California has put a water-stressed farming region on notice for having “inadequate” plans to curb its overuse of groundwater, bringing officials closer to directly intervening, for the first time in state history, in the way growers manage their underground water supplies.

Regulators said Thursday that they would first hold a public hearing on the region, the Tulare Lake sub-basin of the San Joaquin Valley. The decision to even consider stepping in signals a willingness to take farmers to task for not doing enough to protect their aquifers.

Officials will need to tread carefully, said Andrew Ayres, an environmental economist at the University of Nevada, Reno. “If you really come down and you say, ‘We want groundwater sustainability and this is how we’re going to do it,’ that has trade-offs for local communities,” he said.

If, for example, farmers respond to water restrictions by fallowing their land, those plots could become sources of dust, worsening the region’s already poor air quality.

Why It Matters: Central Valley farmers are pumping up lots of water.

Farmers in California’s Central Valley, which includes the San Joaquin Valley, grow a big share of America’s fruits, vegetables and nuts. But they do so by pumping out increasingly large volumes of water from beneath their feet, more than almost anywhere else in the country.

Groundwater is effectively a nonrenewable resource: It can take decades, even centuries, for nature to replenish aquifers, the layers of dirt and rock into which water seeps and collects.

In some parts of California, so much groundwater has been pumped out that the land has sunk irreversibly by a foot or more in a year. The most severe land subsidence has taken place in the southern part of the San Joaquin Valley, where the Tulare Lake sub-basin sits.

Background: The state has ambitious, but far-off, goals for halting overuse.

California didn’t regulate groundwater at all until 2014, when a package of laws committed the state to ending overuse in the most depleted areas by 2040. The laws, known collectively as the Sustainable Groundwater Management Act, task local authorities with drawing up plans for their particular groundwater basin.

Sustainability plans for the first 20 basins were submitted in 2020. The state’s Department of Water Resources reviewed them and said in early 2022 that 12 basins had incomplete plans. It then asked for revisions.

After evaluating the resubmitted plans, the department in March said they were still inadequate for six basins, all of them in the San Joaquin Valley: Chowchilla, Delta-Mendota, Kaweah, Kern County, Tulare Lake and Tule.

On Thursday, the state’s water regulator, the State Water Resources Control Board, said it would first consider further action in the Tulare Lake sub-basin, a 540,000-acre area where farmers grow grain, tomatoes and other crops.

The plan for the basin isn’t specific enough about how it would address the damage caused by groundwater overuse, said Natalie Stork, a manager at the state board. Last year, for instance, 27 of the area’s wells went dry, and the state estimates that 700 wells could be tapped out in a future drought. The land has sunk by as much as six feet in the past decade or so, forcing residents to raise local levees to protect the city of Corcoran from flooding.

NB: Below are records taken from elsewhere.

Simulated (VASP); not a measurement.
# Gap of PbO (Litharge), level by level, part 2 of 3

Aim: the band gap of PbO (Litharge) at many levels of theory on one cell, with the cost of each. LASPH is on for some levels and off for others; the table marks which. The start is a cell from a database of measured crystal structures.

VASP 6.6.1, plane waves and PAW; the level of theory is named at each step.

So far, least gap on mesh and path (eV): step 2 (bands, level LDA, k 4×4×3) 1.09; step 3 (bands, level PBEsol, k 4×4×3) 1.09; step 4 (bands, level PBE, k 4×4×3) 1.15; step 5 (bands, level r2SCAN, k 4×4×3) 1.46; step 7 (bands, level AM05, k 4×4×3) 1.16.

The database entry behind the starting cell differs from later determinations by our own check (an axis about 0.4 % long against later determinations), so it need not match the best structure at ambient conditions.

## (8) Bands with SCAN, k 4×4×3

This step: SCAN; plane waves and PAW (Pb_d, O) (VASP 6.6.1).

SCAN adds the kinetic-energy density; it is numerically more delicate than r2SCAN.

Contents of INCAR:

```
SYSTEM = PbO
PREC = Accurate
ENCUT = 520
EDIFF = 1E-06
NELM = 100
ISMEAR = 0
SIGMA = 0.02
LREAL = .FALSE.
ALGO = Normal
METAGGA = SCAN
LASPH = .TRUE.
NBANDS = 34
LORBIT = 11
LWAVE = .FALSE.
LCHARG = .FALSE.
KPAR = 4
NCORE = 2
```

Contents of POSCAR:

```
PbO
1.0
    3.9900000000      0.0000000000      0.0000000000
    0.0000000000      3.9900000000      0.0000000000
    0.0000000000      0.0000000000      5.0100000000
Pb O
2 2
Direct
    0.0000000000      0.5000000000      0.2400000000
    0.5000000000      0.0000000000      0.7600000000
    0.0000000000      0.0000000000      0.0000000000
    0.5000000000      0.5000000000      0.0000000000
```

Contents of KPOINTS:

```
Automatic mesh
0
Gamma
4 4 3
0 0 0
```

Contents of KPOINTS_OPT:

This year’s winter storms in California temporarily refilled Tulare Lake, which was once the largest body of fresh water west of the Mississippi River. But that didn’t fix the area’s groundwater issues, Ms. Stork said. Much of the water in the lake was of poor quality, and clay in the lake bed stopped it from percolating into the aquifers.

The other five basins that were deemed to have inadequate plans are also facing threats, Ms. Stork said. But the board isn’t ready to announce potential intervention in those places because it needs more time to assess the situation, she said. “We are working through this as urgently as we can, but with thought and consideration.”

Paul Stiglich, general manager of South Fork Kings Groundwater Sustainability Agency, one of the local authorities that developed the Tulare Lake plan, declined to comment.

What’s Next: Officials will decide whether to step in.

If the state board decides, at its April 16 hearing in Sacramento, to place Tulare Lake on probation, farmers there will have to start reporting how much water they pump from the ground and paying fees based on their pumping volumes. But the state still won’t be able to limit pumping directly.

Only if local agencies haven’t come up with an acceptable plan for ending overuse after at least another year could the board then enact its own plan to stop the aquifers from being wrung dry.